I equally loathe the term “stay-at-home mom.”  It attempts to imply the polar opposite of the “working mom” – except that there is a whole swath of “working moms” who don’t actually leave the house to go to work, and a whole bunch of “stay-at-home moms” whose lives are on-the-go so much that “stay-at-home mom” is a pretty inaccurate description.

Further, I remember reading somewhere (I’d link if I could remember where, but I can’t) that the “stay-at-home mom” label is a recent construction, re-written to replaced the old-fashioned “homemaker” when managing a home went out of vogue and we wanted to invent a title more reflective of our increasingly child-centric society.  A “stay-at-home mom” became somehow more prestigious than a simple “homemaker.”

Silly if you ask me, but I digress.

This past week I listened to a broadcast about whether “simply being a mom” is a job or not.  In the past these discussions have raised my defenses.  I anxiously anticipated the moment when someone would condemn parents who worked outside the home or when a commenter raised homemaking up to a level of idol-worship.  I waited to cringe when a working mother would give us all a bad name and belittle women who chose to leave their careers for the sake of their children and called them “lazy” or implied that their lives were so much easier because they weren’t balancing both career and family.

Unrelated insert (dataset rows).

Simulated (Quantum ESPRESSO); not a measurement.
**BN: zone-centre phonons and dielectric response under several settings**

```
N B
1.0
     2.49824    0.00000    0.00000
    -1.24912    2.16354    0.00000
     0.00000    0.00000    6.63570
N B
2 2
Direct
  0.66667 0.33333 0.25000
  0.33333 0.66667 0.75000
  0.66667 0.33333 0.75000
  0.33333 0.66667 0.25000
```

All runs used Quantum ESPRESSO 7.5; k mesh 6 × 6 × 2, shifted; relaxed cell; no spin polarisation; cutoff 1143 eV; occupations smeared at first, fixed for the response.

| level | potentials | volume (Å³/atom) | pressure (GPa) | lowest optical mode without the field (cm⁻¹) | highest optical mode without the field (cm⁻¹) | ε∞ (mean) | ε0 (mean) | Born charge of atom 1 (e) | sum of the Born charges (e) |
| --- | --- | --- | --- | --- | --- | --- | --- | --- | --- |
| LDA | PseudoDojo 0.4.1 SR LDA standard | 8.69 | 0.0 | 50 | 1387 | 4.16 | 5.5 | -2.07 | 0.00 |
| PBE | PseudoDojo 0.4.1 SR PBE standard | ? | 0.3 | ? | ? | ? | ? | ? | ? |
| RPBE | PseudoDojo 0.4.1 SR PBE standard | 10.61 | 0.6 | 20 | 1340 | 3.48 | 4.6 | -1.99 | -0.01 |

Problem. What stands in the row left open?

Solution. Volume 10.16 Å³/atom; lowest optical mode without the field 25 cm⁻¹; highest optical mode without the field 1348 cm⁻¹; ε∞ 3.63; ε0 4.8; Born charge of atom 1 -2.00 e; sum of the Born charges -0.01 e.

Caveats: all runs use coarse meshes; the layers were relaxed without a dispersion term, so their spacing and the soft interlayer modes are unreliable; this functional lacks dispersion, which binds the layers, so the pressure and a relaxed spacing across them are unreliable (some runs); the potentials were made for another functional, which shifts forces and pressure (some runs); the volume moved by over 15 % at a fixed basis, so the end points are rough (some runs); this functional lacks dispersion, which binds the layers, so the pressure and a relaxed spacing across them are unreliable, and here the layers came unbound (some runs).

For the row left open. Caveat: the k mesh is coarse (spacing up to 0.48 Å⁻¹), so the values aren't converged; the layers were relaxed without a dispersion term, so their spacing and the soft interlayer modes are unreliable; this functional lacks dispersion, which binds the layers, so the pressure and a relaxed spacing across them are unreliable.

But I left that discussion long ago, so when I listened to the broadcast this week my reaction was completely different.

I was confused.  I wondered what, exactly, is the point of this conversation anyway?

There’s no denying that motherhood involves work.  Sometimes the work is more enjoyable than others.  And every person has the specific parts that they find to be more tedious than others.  But it’s work nonetheless, and all of us do it.

Work doesn’t have to be miserable to be classified as work.  Work doesn’t have to be hard to be classified as work.  And don’t get me started on the whole is-motherhood-a-job thing.  If it’s not classified and accepted as a “job” then you don’t work, right?  Then your day-in-and-day-out is meaningless, apparently.

My point is, who caresThese labels we create, they’re for other people anyway.  They’re developed to describe what we do all day and hopefully convey some level of importance about the way we spend the vast majority of our time.  Why do we need to find validation and importance externally through a title?  Why can’t we all just be happy and confident in the way we’ve set up our families and the way we go about our everyday lives?

Why can’t we just be moms?  Moms who happen to be in the workforce, or moms who happen to spend the majority of their days caring for their homes and children.

I’m sorry, I mis-spoke.

We shouldn’t be just be moms.

We should simply be moms.

Or even better.  Women.

Who just happen to have children.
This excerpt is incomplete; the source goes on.